This evening, is the opening day of the Paywall Era for the American soccer fan.

Oh, sure, there has been pay-per-view, cable, and some streaming of games and leagues throughout the soccer universe. But it is 2023 where a bulk of major American soccer competitions is being moved under a bushel. If you want to watch the bulk of U.S. men’s and women’s national soccer team matches, you need to be a subscriber to HBO Max. That deal starts this evening with the first of two women’s national team friendlies at New Zealand, the co-host nation for the Women’s World Cup.

This deal was made with the combined conglomerate of Warner Brothers and Discovery, both of whom have had their hands in soccer before. Warner Communications was the main sponsor and owner of the New York Cosmos in the mid- to late-70s, and Discovery was a part-owner of the Washington Freedom of the Women’s United Soccer Association.

Thing is, with such a conglomerate, there are going to be more than one than one outlet for U.S. Soccer content. Though the initial broadcast will be on HBO Max, there will also be games on TNT, a basic cable staple. The ratio of HBO games to TNT games, however, is yet to be determined.

Too, there is scheduled to be a merger between Discovery’s main streaming platform, Discovery Plus, with HBO Max, which could further disrupt things in the cable/streaming universe.

Now, the move of the U.S. Soccer media rights to Warner Brothers-Discovery is not the only move to a paywall. There was the movement of U.S. Soccer road games to the Paramount Plus paywall last year. And this year, Major League Soccer is putting almost all of its matches (except for one game a week) on Apple TV Plus.
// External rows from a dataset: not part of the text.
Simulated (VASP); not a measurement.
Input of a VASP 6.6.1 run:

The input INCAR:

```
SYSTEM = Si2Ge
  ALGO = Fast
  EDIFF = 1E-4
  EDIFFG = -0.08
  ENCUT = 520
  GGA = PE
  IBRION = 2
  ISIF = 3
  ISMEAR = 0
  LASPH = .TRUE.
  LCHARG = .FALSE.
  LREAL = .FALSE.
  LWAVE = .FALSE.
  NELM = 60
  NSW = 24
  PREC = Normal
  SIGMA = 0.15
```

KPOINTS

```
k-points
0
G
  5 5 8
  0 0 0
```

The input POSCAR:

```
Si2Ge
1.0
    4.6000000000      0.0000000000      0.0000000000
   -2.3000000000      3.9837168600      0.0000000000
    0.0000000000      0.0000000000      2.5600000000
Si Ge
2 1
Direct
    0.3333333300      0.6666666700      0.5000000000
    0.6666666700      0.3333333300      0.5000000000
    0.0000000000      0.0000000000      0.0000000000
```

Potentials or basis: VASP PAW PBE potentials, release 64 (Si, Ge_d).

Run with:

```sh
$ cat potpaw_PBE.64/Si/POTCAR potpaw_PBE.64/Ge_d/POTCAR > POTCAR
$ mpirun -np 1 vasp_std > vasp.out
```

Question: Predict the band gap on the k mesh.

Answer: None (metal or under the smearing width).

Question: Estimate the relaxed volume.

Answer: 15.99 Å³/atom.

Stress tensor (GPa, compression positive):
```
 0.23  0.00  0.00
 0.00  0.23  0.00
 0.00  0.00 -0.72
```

Combined, this puts the three major legs of American soccer — MLS, U.S. home games, and U.S. road games — behind three separate paywalls, meaning that a family wanting to watch live domestic soccer will have to dole out $350.00 a year. Sure, there are going to be games on Fox (MLS Game of the Week and FIFA competitions), CBS (selected tournaments), and TNT (selected friendlies), but the bulk of games are under the pernicious paywall.

This kind of marketing does not exactly grow the game. Indeed, I wonder if there are going to be more lacrosse games on over-the-air television this year than American soccer games.